The State Board of Education recognized an 11-member Ohio Teacher of the Year cohort, announced the state winner, and introduced a Values in Action partnership to promote a 2026 'United States of Kindness' campaign for schools.

President Larew opened the State Board of Education ceremony by welcoming families, school staff and "our Ohio teacher of the year cohort," and recounted early Ohio education history to frame the day's recognitions. "I would like to welcome family, friends, school folks, and most importantly, our Ohio teacher of the year cohort," the president said at the start of the program.

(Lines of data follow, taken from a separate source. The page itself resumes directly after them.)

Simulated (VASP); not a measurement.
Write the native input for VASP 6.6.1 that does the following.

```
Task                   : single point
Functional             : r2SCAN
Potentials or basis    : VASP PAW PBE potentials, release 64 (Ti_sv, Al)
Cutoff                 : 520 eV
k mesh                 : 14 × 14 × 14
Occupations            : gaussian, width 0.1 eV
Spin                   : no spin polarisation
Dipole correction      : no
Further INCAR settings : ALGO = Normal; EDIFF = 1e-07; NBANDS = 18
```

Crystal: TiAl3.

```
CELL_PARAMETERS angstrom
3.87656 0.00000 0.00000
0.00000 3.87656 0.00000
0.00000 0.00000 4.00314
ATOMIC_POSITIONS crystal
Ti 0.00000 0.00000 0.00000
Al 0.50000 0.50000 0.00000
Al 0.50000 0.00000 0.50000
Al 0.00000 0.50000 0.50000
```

Angela, the coordinator of the Ohio Teacher of the Year program, outlined how the cohort was selected and stressed that nominations are open to the public. "Did you know anybody can nominate a teacher? Anybody," she said, describing a process that begins with classroom nominations, proceeds through regional selection panels and yields an 11-member state cohort and four finalists.

Ohio's State Superintendent praised the cohort and emphasized the role of kindness in classrooms, saying that the teachers' "love for Ohio students" and "that love, that kindness... it just shines through." The superintendent noted the scale of Ohio public education while framing the recognition as a way to promote high-quality instruction for Ohio's roughly 1.6 million students.

The board also announced a renewed partnership with Values in Action and its Kindland initiative. Stuart Mazinski, chief executive officer of Values in Action, urged Ohio to lead a national push tied to the group's "United States of Kindness" effort, calling kindness the "central core" that holds communities together and urging schools to pursue a goal of 250 acts of kindness in 2026.

A pre-recorded message from retired Gen. David Petraeus accompanied the launch video; Petraeus described kindness as "rooted in understanding and compassion" and urged public support for the initiative. The board and Values in Action also debuted the cohort's Kindness Impact Statements video featuring the 11 district honorees describing classroom projects and community outreach.

Board members introduced each district honoree in a sequence of short bios and onstage remarks. Highlights included Kyle Van Camp of Willard Middle School (District 1), recognized for hands-on history programming including a Revolutionary War enactment; Joshua Amstutz (District 4), who spoke about family teaching lineage and global education programming; Chip Collins (District 10), who described his classroom motivation; Jenny Potts (District 8), noted for schoolwide literacy projects and little libraries; Chad Thatcher (District 6), a finalist who emphasized expanding college-credit opportunities; Chris Doran (District 9), who leads interactive multimedia and a student-produced children's show; and Sarah Dreibulbis (District 11), whose fifth-grade students participate in environmental and career-focused capstone work.

Organizers said the cohort will have several follow-up opportunities this year, including an invitation to join an Ohio teacher leader liaison network through the Department of Education and Workforce and a cohort luncheon with the governor scheduled at noon. Angela described additional cohort events including professional learning, a legacy network and public-facing activities tied to the kindness campaign.

At the end of the ceremony the State Board announced the state's Ohio Teacher of the Year as "Chris"; the transcript renders the winner's surname inconsistently (appearing as both "Moser" and "Mansour" in successive lines). The board will publish an official release with the winner's verified spelling and biography.

Why this matters: The recognition highlights individual classroom practices and elevates an explicit statewide push—backed by a nonprofit partner and a public figure's recorded message—to make acts of kindness a measurable part of school culture during the nation's 250th anniversary year in 2026. The cohort will serve as ambassadors for that effort and participate in state-level outreach and professional opportunities.

The ceremony concluded with photos and a reminder of immediate logistics: a cohort lunch with the governor, followed by scheduled cohort activities, videos and further public events. No board votes or formal policy changes were recorded during the event; the gathering was a recognition and partnership announcement.